If you have been a first or second line manager in a Fortune 500 company, you are familiar the popular theory that you must rate 30% of your employees as "Does Not Meet Expectations."
I sometime wonder why we as voters cannot apply a corporate management technique like that to our elected political leaders where it would do some good.
I would have no trouble finding more than 30% of the Washington politicians who need to be replaced, but that is a topic I try to stay away from in my blog.
Much of my life I have spent motivating people. The almost twenty years at Apple spanned the good times, some very difficult days and some of the great years. Once Apple got on a stable footing and my team of people were seasoned veterans, I had a terrible time finding people to plug into arbitrary categories like "Does Not Meet Expectations."
Anyone who has a senior team with very successful careers already on their resumes will find it a Sisyphean task. Telling someone who has done everything you and the corporation have asked them and more that they aren't doing their job well is not a productive task but is often required to get ahead in today's corporations. It is interesting that demoralizing sales employees is actually a strategy that some executives including Apple ones practice.

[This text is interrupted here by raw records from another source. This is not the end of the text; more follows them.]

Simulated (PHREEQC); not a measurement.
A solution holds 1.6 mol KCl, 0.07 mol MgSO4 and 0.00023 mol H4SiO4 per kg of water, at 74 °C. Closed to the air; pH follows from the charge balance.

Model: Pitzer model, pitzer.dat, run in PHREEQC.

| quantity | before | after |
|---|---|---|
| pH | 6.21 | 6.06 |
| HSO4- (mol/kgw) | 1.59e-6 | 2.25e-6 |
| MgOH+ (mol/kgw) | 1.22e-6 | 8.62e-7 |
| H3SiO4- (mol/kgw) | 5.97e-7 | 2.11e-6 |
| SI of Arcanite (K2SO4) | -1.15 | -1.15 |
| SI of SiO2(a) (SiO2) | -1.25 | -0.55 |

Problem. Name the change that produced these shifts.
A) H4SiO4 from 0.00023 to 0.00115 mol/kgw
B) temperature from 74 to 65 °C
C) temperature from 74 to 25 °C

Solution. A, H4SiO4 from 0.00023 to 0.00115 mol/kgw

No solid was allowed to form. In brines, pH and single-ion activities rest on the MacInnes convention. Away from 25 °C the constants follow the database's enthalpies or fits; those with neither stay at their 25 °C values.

I found that my senior sales people and engineers with very few exceptions over the years always had more than enough skills that could be used to build a great team. Often team members approached their jobs differently but ended up with the same great results.
If my team had developed a bad attitude, I would have assumed that I failed in my role as a leader. I can remember being the most proud of my team when in one of those situations when they were under the most pressure with the least control of what was happening that they all refrained from complaining in an operations review and only offered positive solutions.
That is not to say that there are not performance problems in corporate teams. I was once parachuted into a new job with the goal of fixing a poorly performing team. I found the team had gone over the edge of no return. They were more interested in complaining than in figuring out how to make things work.
While I tried hard to work with the team, at the end of a year, out of twenty-one people on the team, the only people remaining were my area associate who had followed me to the team, and one person who had worked for me previously on another team. The rest of the people and their attitude that all the problems belonged to someone else were gone.
I hired new people who wanted to work and were willing to accept the challenges that the job presented. It was a dark hour for Apple because almost every business magazine was focused on when Apple would die. Those of us who were leading at Apple at the time did not have time to worry about the company going out of business. We had huge jobs which changed frequently and customers that were upset at the company.
Still it was a great environment to learn how to be a real leader, and I am pleased that my teams which kept evolving went on to be recognized as some of the most successful enterprise sales teams ever at Apple. You want a challenge? Lead a successful enterprise sales team in a company that has publicly said it does not care about your market and is focused on the consumer market.
Yet the people who made up these teams came from very different backgrounds and had very different skills. Because they were willing to work together, they managed to get jobs done that none of them could have accomplished on their own. You can read more about my sales career at Apple in my book, The Pomme Company.
It is interesting that most corporate sales folks will swear that you get the best performance by assigning individual revenue goals to sales people.
That is not what I found in over 30 years of sales management.
I found that really good sales people care more about working together to accomplish something that has never been done before than they do in making a lot more money than the next person on their team.
I think that there is a broader lesson there, if we are just willing to understand what it is. Most people want to be part of something that strives to be worthwhile and appreciated. The people who will really help you get to the next level are motivated by something more than money.
Of course you have to hire people who can focus on the big picture instead of getting lost in the woods, and your leaders have to be ones who can protect their people so that they can focus on their jobs.
None of that is apparently present inside the Beltway. Perhaps that's why all I see when I look there is people who are motivated by funnelling money to their supporters so much that they want to cut food stamps while leaving boatloads of money to support agribusiness. Hungry people don't make good employees.